It offers another option from the ‘brick’ type phones many parents have turned to, allowing children to access social media and messaging if their parents agree, but with extra layers of safety inbuilt.
Finnish phone company Human Mobile Devices (HMD), which also makes Nokia handsets, developed the phone in response to widespread concerns from parents about standard smartphones.
Designed especially for children, creators said the Fuse handset, available with Vodafone and backed by the government, is not just a new model of phone but a whole new category.
How does it block nudes?
It uses artificial intelligence to analyse the picture on screen, recognising if there is nudity and preventing it from being shown.
This is done on the handset itself, with HarmBlock+ AI from UK company SafeToNet analysing content in realtime, without the need to transmit data for processing elsewhere.

It was designed in response to a ‘national crisis’ of children being groomed into sending nude images of themselves, or sending images to peers.
An Ofsted report in 2021 found that there was an epidemic of sexual harassment in schools, with nearly 90% of girls and 50% of boys being sent explicit pictures or videos of things they did not want to see.
New research from Vodafone found that one in five secondary school aged children from 11 to 17 have felt pressured into sharing an explicit image of themselves.
What else does the phone offer?
The phone offers wide-ranging parental controls, and makers say it can ‘grow with your child’ as parents unlock more functions such as the camera or music apps.

Features include:
- Location tracking every 24 seconds
- Parental control over which apps can be accessed (done from the adult’s phone)
- Screen time limits for individual apps
- Default blocking of internet and social media apps
- Ability to set safe zones for physical location and receive alerts when those zones are entered or exited
- Contacts can be ‘whitelisted’ so only trusted people can be messaged
- No data shared outside the device on Cloud (e.g. photos or browsing history)
‘The Fuse looks like a step forward’
Daisy Greenwell, mum-of-three and the co-founder of Smartphone Free Childhood, told Metro: ‘For too long, parents have been left to shoulder the impossible task of keeping their children safe in a digital world that was never designed with them in mind.
‘It’s encouraging to see tech companies starting to respond with devices built specifically for children – phones that allow kids to stay connected without being dragged into the dangers of the adult internet.
‘The Fuse looks like a step forward: starting out as a simple brick with location tracking, and growing with a child as they mature. Crucially, its automatic blocking of pornography will protect children from content they don’t seek out, but which is pushed at them through algorithms or shared by peers – material that can warp their understanding of healthy relationships.
‘At Smartphone Free Childhood, our community of 350,000 parents is demanding better for their kids – this phone shows the industry is finally beginning to listen.’
How to buy the Fuse smartphone?
It will be available to buy from 5pm today in stores and online, exclusively from Vodafone UK and Three. The phone costs £33 a month with a £30 upfront cost.
In the coming months, it will roll out to other countries, starting with Australia.
How was it developed?
HMD say they consulted over 37,000 parents and children globally to work out what was missing in the Better Phone Project.
Parents said the phones currently available for children, such as the Sage iPhone or the Barbie phone (also made by HMD), were either too risky, or too limited. Safety apps designed to make standard smartphones safer were ‘often easy to bypass’ so families wanted something more robust.
Richard Pursey, Founder of SafeToNet, said his software made the new phone ‘incompatible’ with pornography as the AI embedded within the operating system coud not be removed or worked around.
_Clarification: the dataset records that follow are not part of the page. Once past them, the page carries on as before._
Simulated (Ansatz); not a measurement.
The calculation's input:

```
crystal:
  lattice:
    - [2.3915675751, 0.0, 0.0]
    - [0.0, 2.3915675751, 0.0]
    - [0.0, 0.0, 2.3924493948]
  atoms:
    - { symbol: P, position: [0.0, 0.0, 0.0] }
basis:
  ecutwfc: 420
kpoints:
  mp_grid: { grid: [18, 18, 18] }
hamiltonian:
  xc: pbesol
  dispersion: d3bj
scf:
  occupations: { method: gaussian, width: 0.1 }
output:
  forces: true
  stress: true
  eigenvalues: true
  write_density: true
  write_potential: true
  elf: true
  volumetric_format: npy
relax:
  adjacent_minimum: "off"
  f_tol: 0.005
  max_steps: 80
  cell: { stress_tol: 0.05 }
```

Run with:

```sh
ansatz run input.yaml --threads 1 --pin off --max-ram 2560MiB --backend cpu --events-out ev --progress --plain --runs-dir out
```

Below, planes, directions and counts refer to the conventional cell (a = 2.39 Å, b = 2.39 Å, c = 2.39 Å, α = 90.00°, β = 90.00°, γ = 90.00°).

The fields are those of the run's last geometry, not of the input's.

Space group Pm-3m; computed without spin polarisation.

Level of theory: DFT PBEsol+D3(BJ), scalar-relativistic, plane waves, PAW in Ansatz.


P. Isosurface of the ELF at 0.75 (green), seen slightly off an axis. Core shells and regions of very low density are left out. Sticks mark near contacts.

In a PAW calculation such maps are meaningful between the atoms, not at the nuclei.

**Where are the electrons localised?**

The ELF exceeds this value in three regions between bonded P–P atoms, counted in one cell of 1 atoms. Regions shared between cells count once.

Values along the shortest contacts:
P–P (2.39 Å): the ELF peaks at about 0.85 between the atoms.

Dan Sexton, Chief Technology Officer at the Internet Watch Foundation (IWF) said: ‘Children and young people are increasingly being exposed to criminals and predators who can target them through their phones, putting them at risk of grooming, exploitation, coercion, and abuse.
‘We know any device with the internet and a camera can, sadly, be an open door for criminals to access any home and inflict the most extreme abuse. This can cost lives.
‘This is why proactive efforts to make children’s devices safer are so important.’